A steady, sustained real growth of approximately 6% each year in overall ship construction funds probably could produce such a fleet, with the balance of capabilities we require. Some of the specifics of the five-year program presented with the fiscal year 1978 defense budget are these:
► Continue our present building program for Trident ballistic missile submarines at the pace of two-one- two-one-two (the numbers included in successive years of the five-year request) to ensure the needed modernization of this leg of the strategic Triad
► Maintain a force of 12 deployable large-deck carriers as long as possible by a careful program of service life extension. Construction of another large Nimitz-sized carrier (CVN-71) should not begin as planned in the earlier five-year program.
► Proceed as rapidly as possible with the design and construction of new 40,000-50,000 ton V/STOL carriers, equipped with catapults, as an alternative to additional large-deck carriers in the 1990s and beyond.
► Continue modernizing the attack submarine force with ships of the SSN-688 class, but not further increasing the backlog of units authorized but not under construction, with a program phased at one-one-one- two-two.
► Bring the Aegis air-control capability into the fleet in a mixed program consisting of two nuclear-powered strike cruisers and ten Aegis destroyers in the five-year period and defer conversion of the USS Long Beach (CGN-9) into an Aegis strike cruiser configuration until the ship’s anticipated recoring in 1983.

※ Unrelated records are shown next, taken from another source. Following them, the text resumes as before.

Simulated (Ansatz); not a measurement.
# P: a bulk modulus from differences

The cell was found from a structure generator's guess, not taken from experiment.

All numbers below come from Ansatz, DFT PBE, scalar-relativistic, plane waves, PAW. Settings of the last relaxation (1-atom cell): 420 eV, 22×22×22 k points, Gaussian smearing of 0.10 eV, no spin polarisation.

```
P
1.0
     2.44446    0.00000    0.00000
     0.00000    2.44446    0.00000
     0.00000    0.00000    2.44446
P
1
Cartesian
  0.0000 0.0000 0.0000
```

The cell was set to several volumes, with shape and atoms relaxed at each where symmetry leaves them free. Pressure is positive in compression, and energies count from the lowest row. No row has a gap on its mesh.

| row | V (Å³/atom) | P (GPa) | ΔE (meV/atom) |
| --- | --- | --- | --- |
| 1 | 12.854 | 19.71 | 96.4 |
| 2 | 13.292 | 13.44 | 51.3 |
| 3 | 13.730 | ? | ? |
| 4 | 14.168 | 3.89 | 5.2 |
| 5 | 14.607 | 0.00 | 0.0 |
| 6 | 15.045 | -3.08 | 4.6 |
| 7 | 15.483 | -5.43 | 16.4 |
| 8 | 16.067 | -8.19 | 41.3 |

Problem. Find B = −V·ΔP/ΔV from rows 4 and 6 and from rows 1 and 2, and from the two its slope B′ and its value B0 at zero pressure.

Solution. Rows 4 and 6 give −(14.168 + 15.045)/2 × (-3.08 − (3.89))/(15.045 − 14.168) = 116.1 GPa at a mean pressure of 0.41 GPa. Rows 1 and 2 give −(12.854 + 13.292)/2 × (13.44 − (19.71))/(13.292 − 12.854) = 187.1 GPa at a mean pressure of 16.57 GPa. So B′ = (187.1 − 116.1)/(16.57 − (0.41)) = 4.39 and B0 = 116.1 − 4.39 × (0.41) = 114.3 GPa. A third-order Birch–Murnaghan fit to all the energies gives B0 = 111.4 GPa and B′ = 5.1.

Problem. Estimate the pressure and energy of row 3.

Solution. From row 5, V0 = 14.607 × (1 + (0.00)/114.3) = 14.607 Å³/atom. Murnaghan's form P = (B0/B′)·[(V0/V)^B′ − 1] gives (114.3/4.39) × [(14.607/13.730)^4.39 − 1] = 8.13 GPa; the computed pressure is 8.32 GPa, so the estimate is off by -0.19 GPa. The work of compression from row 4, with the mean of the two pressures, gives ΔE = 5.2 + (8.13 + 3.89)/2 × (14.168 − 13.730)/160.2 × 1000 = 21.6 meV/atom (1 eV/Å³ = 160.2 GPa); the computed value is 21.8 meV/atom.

► Continue to buy guided-missile frigates (FFG-7s) at the maximum feasible rate.
► Substantially modernize the mine countermeasures forces and amphibious lift capability.
► Procure modern auxiliary vessels in the necessary and increasing numbers to enhance the Navy’s capability to support sustained overseas deployments and operations.
In sum, the proposed program would authorize 158 new ships—more than doubling the 1971-77 building rate—over the next five fiscal years. Figure 4 summarizes the proposals.
Figure 4
Fiscal Year 1978-82 Ship Construction
8 Trident Submarines
2 V/STOL Carriers of New Design
2 Nuclear Powered Strike Cruisers
10 Aegis Guided Missile Destroyers
58 Guided Missile Frigates
8 Nuclear Powered Attack Submarines
19 Mine Countermeasures Ships
6 Amphibious Ships
16 Mobile Logistics Ships
29 Auxiliary/Repair Ships
158
The most significant difference between this program and the one tentatively presented to the Congress last May—which was based on preliminary results of the interagency study of maritime strategy and requirements—is, I believe, the decision to move ahead as rapidly as possible with a smaller aircraft carrier design.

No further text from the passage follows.